Better to believe in fairy tales they have been telling us even at  higher-education level.  Here is one:   “The landowner gets his rent.  The labourer has his  wages.  And the man who puts his money gets his benefit.”  Profits, of course.  That is how it should be, they say.  And it is also just he (the capitalist) should get the bigger chunk (“grandissimo”) because HE RISKS HIS CAPITAL.  We shall write later on about this “risk” and what his profits amount to.

And besides his profits as capitalist, he gets his wages too (which he calls his salary) as the manager of his works, administrator, head of “bureaux”.  No need to add that his income (now added to the profit) is immensely higher than the labourer’s income.  We find all this natural and just, legitimate.  For contrary to what happened in the preceding systems of society, slavery, feudalism, serfdom, anyone who goes into the process of production under capitalism (it is said) does so under his or her own free will.  All is legal.  We constantly hear in the mouth of the exploiter and of the paid sycophant that we live under the Rule of Law.  “The marvellous adventure of production” takes place in the Free World.  

            Coming back to the question of the surplus-value of which the worker is deprived, this deprivation is legal too under capitalism.  It has been known for centuries that capitalist production (production in a capitalist society) benefits a minority of exploiters.  Nobody ignores this.  The masses are subjected to exploitation, and this is done under the Law of the Land, we repeat.  That is to say, there is a work contract freely entered into by the parties, and there are thousands of other norms and things stipulated by the master, under the master’s law, which the parties must respect.

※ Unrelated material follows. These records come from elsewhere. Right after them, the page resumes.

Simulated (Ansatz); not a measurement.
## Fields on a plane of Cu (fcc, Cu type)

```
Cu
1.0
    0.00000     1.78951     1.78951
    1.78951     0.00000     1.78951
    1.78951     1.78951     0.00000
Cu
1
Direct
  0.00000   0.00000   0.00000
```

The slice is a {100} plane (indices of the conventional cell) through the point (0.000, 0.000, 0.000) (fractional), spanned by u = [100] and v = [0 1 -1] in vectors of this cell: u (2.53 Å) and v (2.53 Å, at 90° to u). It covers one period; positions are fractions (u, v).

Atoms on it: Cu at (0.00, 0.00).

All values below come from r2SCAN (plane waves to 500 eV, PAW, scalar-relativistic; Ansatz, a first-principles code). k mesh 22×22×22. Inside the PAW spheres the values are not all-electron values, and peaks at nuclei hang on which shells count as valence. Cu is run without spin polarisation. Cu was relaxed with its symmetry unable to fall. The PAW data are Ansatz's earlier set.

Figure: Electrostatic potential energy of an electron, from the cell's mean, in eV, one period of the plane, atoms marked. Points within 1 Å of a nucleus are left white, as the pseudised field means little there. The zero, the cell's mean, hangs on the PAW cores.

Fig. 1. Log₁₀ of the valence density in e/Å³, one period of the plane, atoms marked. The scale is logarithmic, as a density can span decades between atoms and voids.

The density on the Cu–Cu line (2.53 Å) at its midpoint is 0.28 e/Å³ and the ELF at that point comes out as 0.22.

            Another thing.  With time it came to pass that it was not necessary for the capitalist to possess the capital to begin with.  He went out and bought the money, acquired it on “mortgage”, so to say.  For if I have said “bought” it is because economists and the experts on finance talk every day of “the price of money” as if they were dealing with another tangible commodity.  But what I wish to emphasise herein is that those concepts like interest, valuables, speculation and even banking which in “the market place” constitute a sort of religion, at times God’s very word, are inventions, just like the words of the military to send the poor devils to be killed in wars, “allons enfants de la patrie”, solidarity, fatherland, our backyard and so on.   A series of stories made up by those who own the land and everything else (“tenemos otra vez a España,” the fascists who won the War of Spain proclaimed when they had exterminated the “marxistas” as they called the people.)  They want to perpetuate their domination.

 

Law, Companies, Banks

 

One cannot hope to fully understand what imperialism (the ultimate phase of capitalism) is unless one knows something about law.  When the English began trading in the East Indies, they had already invented the “Joint Stock Company” (between 1601 and  1613.)  English Company Law has always been the most advanced.

British military imperialism came later. They conquered India, and not with the Cross and the Sword, as the Spaniards did elsewhere.  They knew how to twist and turn (tergiversar.).  And the Law was an indispensable tool for that.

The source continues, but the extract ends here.